A new intelligence agency

6/29/2002

Mounting evidence suggesting foreign terrorrist involvement in the April, 1995, bombing of the federal building in Oklahoma City suggests why it is important - and may be imperative - that the U.S. create a new intelligence agency.

In the month before the bombing of the Murrah building, U.S. intelligence agencies received considerable “chatter” that Muslim extremists were planning to attack federal buildings in the United States, intelligence officials told the joint House-Senate committee investigating the Sept. 11 intelligence failure, the Associated Press reported on June 20.

On April 19, the day of the Oklahoma City bombing, a source in Saudi Arabia's intelligence service told Vincent Cannistraro, then the chief of counterterrorism for the CIA, that an Iraqi hit squad was scouting targets to attack in Oklahoma City, Houston, and Los Angeles, said John Michael Johnston, an attorney who represents relatives of the victims of the Oklahoma City bombing.

Timothy McVeigh was executed, and Terry Nichols sentenced to life in prison, for their roles in the Oklahoma City bombing. McVeigh insisted, and the government maintains, that these neo-Nazis acted alone. There is considerable evidence to the contrary.

Last October, U.S. News & World Report noted that “a few top Defense officials think Oklahoma City bomber Tim McVeigh was an Iraqi agent. The theory stems from a never-before-reported allegation that McVeigh had allegedly collected Iraqi telephone numbers.” Nichols is a man who held only minimum-wage jobs, and not many of them. Yet between 1990 and 1994, Nichols spent between $80,000 and $100,000 on trips to the Philippines. On his last trip, Nichols was on Basilan island at the same time as Ramzi Youssef, an Iraqi intelligence operative currently serving a life sentence in a federal penitentiary in Colorado for masterminding the 1993 attack on the World Trade Center.

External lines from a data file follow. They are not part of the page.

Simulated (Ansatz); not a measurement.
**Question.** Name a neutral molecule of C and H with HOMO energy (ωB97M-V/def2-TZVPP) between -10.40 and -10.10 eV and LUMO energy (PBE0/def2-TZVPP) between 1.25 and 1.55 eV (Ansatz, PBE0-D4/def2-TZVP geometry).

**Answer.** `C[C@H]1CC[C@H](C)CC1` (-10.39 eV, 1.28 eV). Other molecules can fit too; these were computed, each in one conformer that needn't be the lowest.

Youssef was arrested after a plot he was hatching to hijack American airliners in the Pacific was uncovered by Philippine police. A confederate, Abdul Hakim Murrad, told authorities that Youssef had also masterminded the Oklahoma City attack, Mr. Johnston said.

These are a lot of dots. The FBI says they don't connect. But as the investigation into Sept. 11 has shown, connecting the dots is not an FBI forte.

As Newsweek reported, in January, 2000, the CIA had followed two terrorists from an al-Qaida summit in Malaysia to San Diego, where their trail was dropped - the law forbids the CIA from operating in the United States. Those two men turned out to be among the terrorists who hijacked American Airlines Flight 77 and crashed it into the Pentagon on Sept. 11

We need an intelligence service that can connect dots, whether they are gathered at home or abroad. It need not - ought not - have powers of arrest. But it must be freed of the legal constraints, the bureaucratic rivalries, and the lack of imagination that plague the FBI and the CIA.